How can I prove that the following formula is true for Stirling numbers of first kind.
For any $n \geq 2$, we have
$$\sum_{k=1}^n(-1)^k\left[\begin{matrix} n\\k\end{matrix}\right] =0$$
Actually I want to prove that the number of permutations of $\left\{1,2,\ldots,n\right\}$ with an even number of cycles equals the number of permutations of $\left\{1,2,\ldots,n\right\}$ with an odd number of cycles. This is equivalent to the above identity by the combinatorial interpretation of Stirling numbers.
Note that you have to assume that $n \geq 2$: when $n = 1$, the sum equals $-1$.

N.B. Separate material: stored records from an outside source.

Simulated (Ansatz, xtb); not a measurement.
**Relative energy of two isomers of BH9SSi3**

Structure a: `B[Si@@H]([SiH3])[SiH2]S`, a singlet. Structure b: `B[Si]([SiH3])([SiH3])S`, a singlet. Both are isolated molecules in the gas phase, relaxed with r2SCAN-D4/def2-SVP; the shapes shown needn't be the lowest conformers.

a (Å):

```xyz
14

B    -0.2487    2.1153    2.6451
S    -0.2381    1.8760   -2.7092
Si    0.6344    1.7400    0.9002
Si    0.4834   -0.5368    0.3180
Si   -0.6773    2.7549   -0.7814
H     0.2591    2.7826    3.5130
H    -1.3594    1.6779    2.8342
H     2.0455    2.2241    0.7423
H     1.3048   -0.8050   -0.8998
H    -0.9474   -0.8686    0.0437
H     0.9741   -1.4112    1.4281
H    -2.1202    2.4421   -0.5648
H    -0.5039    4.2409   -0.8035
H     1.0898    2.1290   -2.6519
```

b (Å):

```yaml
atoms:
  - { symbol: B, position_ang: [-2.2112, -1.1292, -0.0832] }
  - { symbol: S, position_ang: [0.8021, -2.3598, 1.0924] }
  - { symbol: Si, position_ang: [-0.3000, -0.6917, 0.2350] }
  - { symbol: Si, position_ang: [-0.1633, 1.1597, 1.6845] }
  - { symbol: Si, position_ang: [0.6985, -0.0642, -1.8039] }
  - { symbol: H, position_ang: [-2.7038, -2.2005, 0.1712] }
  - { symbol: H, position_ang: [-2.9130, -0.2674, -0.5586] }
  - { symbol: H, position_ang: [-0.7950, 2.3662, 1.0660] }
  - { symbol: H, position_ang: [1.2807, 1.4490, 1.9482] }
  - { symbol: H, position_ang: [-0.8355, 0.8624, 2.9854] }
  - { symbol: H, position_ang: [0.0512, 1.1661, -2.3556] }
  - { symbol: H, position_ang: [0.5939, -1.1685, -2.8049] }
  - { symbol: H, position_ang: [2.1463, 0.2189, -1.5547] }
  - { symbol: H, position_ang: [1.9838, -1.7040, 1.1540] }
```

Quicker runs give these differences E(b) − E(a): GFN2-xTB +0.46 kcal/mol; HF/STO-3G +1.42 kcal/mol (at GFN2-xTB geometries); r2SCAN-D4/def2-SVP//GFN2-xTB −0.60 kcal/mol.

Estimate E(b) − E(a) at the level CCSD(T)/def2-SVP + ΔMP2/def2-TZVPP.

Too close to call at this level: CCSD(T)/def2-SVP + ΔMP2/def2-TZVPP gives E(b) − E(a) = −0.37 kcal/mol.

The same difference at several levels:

It's enough to find a bijection on permutations which changes the parity of the number of cycles. One possibility is the following. Write a permutation as a product of cycles. If $1$ and $2$ belong to the same cycle $(1\alpha 2\beta)$, replace it with two cycles $(1\alpha)(2\beta)$; and vice versa. For example, here is the bijection for $S_4$: $$ (1)(2)(3)(4) \leftrightarrow (12)(3)(4) \\ (1)(2)(34) \leftrightarrow (12)(34) \\ (13)(2)(4) \leftrightarrow (132)(4) \\ (14)(2)(3) \leftrightarrow (142)(3) \\ (134)(2) \leftrightarrow (1342) \\ (143)(2) \leftrightarrow (1432) \\ (1)(23)(4) \leftrightarrow (123)(4) \\ (1)(24)(3) \leftrightarrow (124)(3) \\ (1)(234) \leftrightarrow (1234) \\ (1)(243) \leftrightarrow(1243) \\ (13)(24) \leftrightarrow (1324) \\ (14)(23) \leftrightarrow (1423) $$
Another option is to use the formula $$ \newcommand{\stirling}[2]{\left[{#1 \atop #2}\right]} \stirling{n+1}{k} = n\stirling{n}{k} + \stirling{n}{k-1}. $$ When $n=2$ the claim is true by inspection. Suppose now that it holds for some $n$. Then $$ \begin{align*} \sum_{k=1}^{n+1} (-1)^k \stirling{n+1}{k} &= n\sum_{k=1}^n (-1)^k \stirling{n}{k} + \sum_{k=2}^{n+1} (-1)^k \stirling{n}{k-1} \\ &= n\sum_{k=1}^n (-1)^k \stirling{n}{k} - \sum_{k=1}^n (-1)^k \stirling{n}{k} \\ &= 0. \end{align*} $$
Here is an algebraic proof. The combinatorial species of permutations with cycles marked is given by $$\mathfrak{P}(\mathcal{U}\mathfrak{C}(\mathcal{Z}))$$ which yields the generating function $$G(z,u) = \exp\left(u\log\frac{1}{1-z}\right).$$ This immediately produces $$\left[ n\atop k\right] = n! [z^n] \frac{1}{k!}\left(\log\frac{1}{1-z}\right)^k.$$ Substitute this into the sum to get $$n! [z^n] \sum_{k=1}^n \frac{(-1)^k}{k!}\left(\log\frac{1}{1-z}\right)^k.$$ Supposing we have $n\ge 1$ we may extend the lower limit to include zero and the upper limit to infinity because $\log\frac{1}{1-z}$ starts at $z.$ This gives $$n! [z^n] \sum_{k=0}^\infty \frac{(-1)^k}{k!}\left(\log\frac{1}{1-z}\right)^k.$$ Simplify to obtain $$n! [z^n] \exp\left(-\log\frac{1}{1-z}\right) = n! [z^n] (1-z).$$ We assumed that $n\ge 1$ so this gives minus one for $n=1$ and zero otherwise. Indeed there is one permutation on $1$ element and it consists of a single odd cycle.